A class action by shareholders brings new accusations and evidence from senior witnesses within Goldman Sachs who willing to testify that top officeholders knew about the corruption problems at 1MDB.
But the top officials pushed the deal because of the money it made for the once most powerful bank in the world!
The filing reveals information on further meetings between Jho Low and the now-retired CEO of the bank Lloyd Blankfein. These meetings were unknown to the public until the filing of a case in the US. The former CEO defied warnings on the suspicious nature of 1MDB and the ‘Red Flag’ status of Jho Low himself.
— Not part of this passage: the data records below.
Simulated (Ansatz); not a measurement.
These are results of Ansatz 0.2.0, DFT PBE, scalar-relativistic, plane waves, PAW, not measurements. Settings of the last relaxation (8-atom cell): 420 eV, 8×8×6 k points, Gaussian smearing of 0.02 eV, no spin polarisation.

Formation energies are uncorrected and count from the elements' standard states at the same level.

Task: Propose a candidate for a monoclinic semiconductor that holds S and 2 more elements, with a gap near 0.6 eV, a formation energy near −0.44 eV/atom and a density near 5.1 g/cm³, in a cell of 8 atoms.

Jho Low as we know it now acted as the main 1MDB negotiator in the deals. 1MDB was chaired by ex-Malaysian PM, Najib Razak. He is facing serious charges of money laundering, corruption and abuse of power in Malaysia.
Meanwhile, Jho Low is still on the run, hiding in some unknown country while he may have been stripped of yet another nationality he was holding until media reports in Cyprus revealed he had a European Union passport.
It is revealed that Blankfein met Jho Low at least “for a third time” to “discuss how the bank could do more business with 1MDB.”
This was after a “highly suspicious” third bond deal, which the bankers openly suspected was raised as a slush fund for Malaysia’s General Elections in 2013.
The shareholders claim they have evidence that just before the 3rd bond was raised days before GE13 “Goldman bankers openly discussed the likelihood that Najib was diverting 1MDB funds for political gain.” But the raised the fund anyway.
Sarawak Report, the main whistleblower in the 1MDB scandal, says if the shareholders win their case, the future of Goldman Sachs and its banking licence could well be in doubt.
Sarawak Report says Goldman Sachs once basked in the title of Masters of the Universe, bragged how they could solve all the world’s problems and tossed themselves multi-million dollar bonuses like confetti.
“However, the bankers of Goldman Sachs are now facing a crumbling house of cards as 1MDB unravels, with more damaging revelations heaped this week by a damning 200 page court indictment unleashed by its own shareholders,” it says.
The class action is being led by the Philladelphia law firm Kessler Topaz Meltzer & Check, LLP.
The shareholders are suing for negligence and corruption by the bank which put profit before compliance.
This caused the value of their investments to plunge after the truth over 1MDB finally emerged, says the court filing entered on Oct 28.
It also accuses the top bank of lying right until 2018, despite the 1MDB scandal raising suspicions as early as 2014.